UK live music groups pen open letter to save BBC Introducing

A group of music organisations have shared “grave concerns” with the BBC over fears that BBC Introducing – a scheme to support up-and-coming musical talent – is to be scrapped.

In a letter to BBC’s chairman, Richard Sharp, a group of representatives asked for assurance that BBC Introducing would be protected amid cuts to local stations. The ‘Introducing’ platform has helped to launch the careers of artists including George Ezra, Ed Sheeran and Florence + The Machine.

Those writing the letter – including including Mark Davyd, CEO of the Music Venue Trust, Jon Collins, CEO of LIVE and the CEO of the Association of Independent Music, Silvia Montello – said BBC Introducing plays a “vital role” in supporting new musical talent in the UK.

The representatives wrote in their letter: “BBC Introducing programming directly addresses the core aims of the BBC, acting in the public interest, serving all audiences and delivering impartial, high-quality and distinctive output and services which inform, educate and entertain.”
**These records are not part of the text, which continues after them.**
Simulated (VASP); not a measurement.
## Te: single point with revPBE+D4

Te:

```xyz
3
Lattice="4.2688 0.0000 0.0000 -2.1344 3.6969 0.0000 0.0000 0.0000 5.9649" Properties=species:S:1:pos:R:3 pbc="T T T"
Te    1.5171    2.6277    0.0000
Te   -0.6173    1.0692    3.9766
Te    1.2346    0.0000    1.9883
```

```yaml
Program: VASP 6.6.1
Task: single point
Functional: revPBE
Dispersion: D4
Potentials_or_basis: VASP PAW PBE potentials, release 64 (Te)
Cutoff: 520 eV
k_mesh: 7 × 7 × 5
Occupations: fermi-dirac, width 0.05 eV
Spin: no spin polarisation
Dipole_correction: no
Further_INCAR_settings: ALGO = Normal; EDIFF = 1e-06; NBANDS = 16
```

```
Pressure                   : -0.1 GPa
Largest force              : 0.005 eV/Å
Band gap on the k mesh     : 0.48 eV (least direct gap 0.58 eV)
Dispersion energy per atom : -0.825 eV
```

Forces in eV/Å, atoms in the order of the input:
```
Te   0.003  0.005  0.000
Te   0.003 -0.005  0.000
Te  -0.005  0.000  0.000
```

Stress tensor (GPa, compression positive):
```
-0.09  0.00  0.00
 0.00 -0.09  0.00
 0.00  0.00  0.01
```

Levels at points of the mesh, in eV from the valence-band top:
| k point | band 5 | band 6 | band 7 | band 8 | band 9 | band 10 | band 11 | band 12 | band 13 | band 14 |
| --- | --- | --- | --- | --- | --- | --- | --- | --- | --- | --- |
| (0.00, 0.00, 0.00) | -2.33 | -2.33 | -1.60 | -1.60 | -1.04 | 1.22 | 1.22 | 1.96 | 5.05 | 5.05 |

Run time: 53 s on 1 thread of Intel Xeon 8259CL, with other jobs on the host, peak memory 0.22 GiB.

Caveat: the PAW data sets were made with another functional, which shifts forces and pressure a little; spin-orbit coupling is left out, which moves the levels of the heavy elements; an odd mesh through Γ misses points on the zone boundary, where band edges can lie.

They added: “Despite this, we understand that the entire network of presenters and producers has been placed on notice of potential redundancies, and that the programmes they create may be under threat as a result of wider cuts to the BBC’s network of local radio stations.”

Last week (January 13), BBC Local radio presenters took to Twitter to announce that there may be some significant changes made to BBC Introducing programming. Proposals seen by the presenters suggest that, if approved, 21 of the network’s individual local radio shows across England and the Channel Islands may either merge or cease to exist entirely, and the rest of support for artists may be shifted online.

“We are currently left wondering what will happen to our local BBC Introducing shows,” explains BBC Radio London presenter Jess Iszatt, who was an early champion of both Loyle Carner and Celeste on her weekly show. “We worry that artists, listeners and anyone else who benefits from BBC Introducing as a new music platform will not realise what’s happened until it is too late. Regionalising shows is just one step towards getting rid of them completely, and therefore cutting off a vital platform for new artists to get their music heard.”

The letter from the representatives went on to say that scrapping the programme would prove “a fundamental blow to the health of the entire grassroots sector”.

They continued: “New and emerging artists already face significant obstacles to breaking into the music industry, challenges that are amplified for those artists and musicians living outside of the major cities.

“BBC Introducing has been essential in providing access routes into the industry, with local and regional opportunities available right across the country.

“Whatever reorganisation might be required to meet the demands of the future stability and viability of the BBC, it should not be the case that BBC Introducing is the unintended victim of those changes.”

The letter concluded by asking Sharp to offer “urgent assurance” that he and the broadcaster’s board “understand the vital role of BBC Introducing”.

In response to the letter, a BBC spokesperson later said: “Our new local radio schedules will be announced in due course but they will not compromise the essence of BBC Introducing.

“We‘re committed to maintaining dedicated support for discovering and sharing the work of new talent at each of our 39 local radio stations. Local radio will continue to celebrate local artists and be an entry point for talent.

“We need to acknowledge the changing listening habits of audiences and the intention is to reach even more people. Every local radio station has a place on BBC Sounds which has a fixed Introducing slot featuring prominently with more content than radio schedules could ever accommodate.

“We also regularly feature Introducing tracks and artists on breakfast shows and that will continue too.”

English Teacher perform at Glastonbury. Credit: Parri Thomas for NME

Speaking to NME about the situation facing Introducing, Lewis Whiting, guitarist of Leeds’ English Teacher, said that the continued support they have received from BBC Introducing was “invaluable” to their career. “It’s the main thing local bands strive for: you can see that, from the past, local BBC Introducing airplay has produced results and made bands’ careers more tangible. It gave us a future.”

Hertford band Moa Moa received their first ever radio play on BBC Introducing Beds, Herts & Bucks show. Their drummer Matt Taylor told NME: “When you’re putting yourself out there, receiving some validation of your work from a local BBC Introducing show can be a really important milestone.”